The Isle of Wight Council carries long-term loan debts to the equivalent of more than £1,000 per Islander, latest figures have revealed.

At the end of 2023, the Isle of Wight Council owed £162.9 million in long-term loans — around £1,156 per Islander.

The amount is calculated by dividing the council's total debt by the number of people who live here (based on the Office for National Statistics' entire Island population data).

Some debt dates back to the 1990s, when the authority took out long-term loans and continues to pay back the borrowed cash.

A spokesperson for the Isle of Wight Council said the money has been invested in 'essential' capital projects, acquisitions and other investments, not spent on day-to-day services.

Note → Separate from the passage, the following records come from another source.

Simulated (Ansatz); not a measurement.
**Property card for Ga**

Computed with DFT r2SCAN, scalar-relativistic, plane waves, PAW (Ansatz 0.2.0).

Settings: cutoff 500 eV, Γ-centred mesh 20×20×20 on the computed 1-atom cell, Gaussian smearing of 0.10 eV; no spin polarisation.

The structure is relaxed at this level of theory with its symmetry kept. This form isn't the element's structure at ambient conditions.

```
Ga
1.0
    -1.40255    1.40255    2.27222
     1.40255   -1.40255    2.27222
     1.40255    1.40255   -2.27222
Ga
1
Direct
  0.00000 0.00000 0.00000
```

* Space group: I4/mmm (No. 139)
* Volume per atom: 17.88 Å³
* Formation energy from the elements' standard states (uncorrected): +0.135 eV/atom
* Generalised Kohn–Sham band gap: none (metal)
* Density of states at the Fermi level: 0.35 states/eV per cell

The total amount of long-term debt has fallen, over the last six months, because a £5 million bank loan has been paid off, saving the authority about £76,000 a year.

More than 30 historic long-term loans came through the Public Works Loan Board (PWLB) - an arm of the Treasury.

As of March 2023, County Hall was paying off eight loans dating to the 1990s, 17 from the 2000s and nine taken up between 2016 and 2020, according to figures from the PWLB.

Some of the loans will mature this year, while others will take a further three decades. The longest loan repayment will run until 2055.

No new long-term PWLB loans have been taken out since March 2020.

Any future borrowing would have to meet stringent rules, with costs covered by offset income or savings, said a spokesperson for County Hall.

A government spokesperson for the Department for Levelling Up, Housing and Communities said councils are ultimately responsible for their own finances, but it is very clear they should not put taxpayers' money at risk by taking on excessive debt.

The Local Government Association (LGA), which represents authorities across the country, has called for the government to come up with a long-term plan to sufficiently fund local services.

A spokesperson for the LGA said: "Councils have faced a choice of either accepting funding reductions and cutting services or making investments to try and protect them. This was an approach that was encouraged by the government."

A national investigation by the BBC Shared Data Unit revealed how much debt local councils are in — reporting a staggering UK-wide £97.6 billion as of September 2023 - averaging out at £1,455 per person.

Woking Borough Council has the highest accumulated debt — standing at nearly £2 billion pounds and equating to around £18,750 per resident.